Subdued NOII. We believe 10-year MGS yield will turn choppy again, since we have not reached the terminal OPR/Fed fund rate and exit from the interest rate upcycle. Even if we are wrong, where the 10-year MGS yield drifts lower (which benefit banks), we reckon MTM gains would be rather limited this time and has little room to surprise on the upside given that banks have raised their mix of financial assets measured at AC (35% in 3Q22 vs 24% in 4Q19). Moreover, a larger portion of their investments measured at FVOCI and FVTPL have been hedged (23% in 3Q22 vs 16% in 4Q19) to protect against rising yield environment but will work against them if it is falling.

No fresh positive catalysts to drive prices higher. Although for the past 1-2 years we flagged the banking sector could climb to as high as +1SD above its 5-year mean P/B, we reckon the odds of this happening now is much slim than before. Currently, it is still trading at inexpensive valuations (near to -0.5SD and -1.0SD to both its 5-year and 10-year mean P/B at 1.04x), but there are no new positive catalysts to drive share prices higher. Also, we see pedestrian price showing in 1H23 as the market did not rerate the sector up meaningfully even with all the tailwinds that occurred this year.

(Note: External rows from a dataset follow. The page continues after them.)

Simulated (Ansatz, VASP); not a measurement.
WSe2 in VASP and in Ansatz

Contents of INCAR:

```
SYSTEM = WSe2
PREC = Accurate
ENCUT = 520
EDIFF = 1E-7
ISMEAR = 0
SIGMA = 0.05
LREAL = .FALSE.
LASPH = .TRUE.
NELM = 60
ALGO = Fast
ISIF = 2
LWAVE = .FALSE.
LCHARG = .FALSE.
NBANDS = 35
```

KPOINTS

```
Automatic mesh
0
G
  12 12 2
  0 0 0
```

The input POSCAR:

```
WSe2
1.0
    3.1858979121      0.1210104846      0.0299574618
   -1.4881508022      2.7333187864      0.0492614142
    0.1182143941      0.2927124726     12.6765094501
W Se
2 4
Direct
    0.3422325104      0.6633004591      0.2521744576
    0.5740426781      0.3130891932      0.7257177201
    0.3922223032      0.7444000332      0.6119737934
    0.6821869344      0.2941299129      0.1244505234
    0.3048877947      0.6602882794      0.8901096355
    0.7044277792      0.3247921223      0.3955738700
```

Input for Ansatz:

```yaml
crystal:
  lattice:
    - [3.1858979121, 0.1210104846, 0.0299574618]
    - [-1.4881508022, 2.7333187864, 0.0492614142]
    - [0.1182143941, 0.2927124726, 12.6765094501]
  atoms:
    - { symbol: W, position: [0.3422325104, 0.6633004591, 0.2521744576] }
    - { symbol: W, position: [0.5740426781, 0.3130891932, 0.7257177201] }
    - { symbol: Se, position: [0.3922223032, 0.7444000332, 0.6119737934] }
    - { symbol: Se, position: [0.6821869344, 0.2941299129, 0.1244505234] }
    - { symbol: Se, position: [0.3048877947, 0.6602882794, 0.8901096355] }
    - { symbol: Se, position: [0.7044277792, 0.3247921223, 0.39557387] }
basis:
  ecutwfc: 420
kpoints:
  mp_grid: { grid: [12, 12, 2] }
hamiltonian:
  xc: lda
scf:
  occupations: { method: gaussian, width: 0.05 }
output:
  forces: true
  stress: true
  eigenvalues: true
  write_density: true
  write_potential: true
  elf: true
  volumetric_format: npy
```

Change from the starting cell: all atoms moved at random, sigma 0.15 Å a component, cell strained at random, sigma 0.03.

Maintain NEUTRAL. All considered, we opine that the banking sector has a balanced risk-reward profile. We expect KLFIN to trade largely sideways in 1H23 since appetite for the sector has diminished on waning outlook. That said, consolation comes in the form of undemanding sector valuations and decent dividend yield of 5%, which would provide downside support to share prices. Now, we only have two BUY ratings under our coverage, namely RHB (TP: RM6.60) and BIMB (TP: RM3.00). The former is liked for its elevated CET1 ratio and attractive price-point while the latter is favoured for its laggard share price showing and bright structural long-term growth prospects.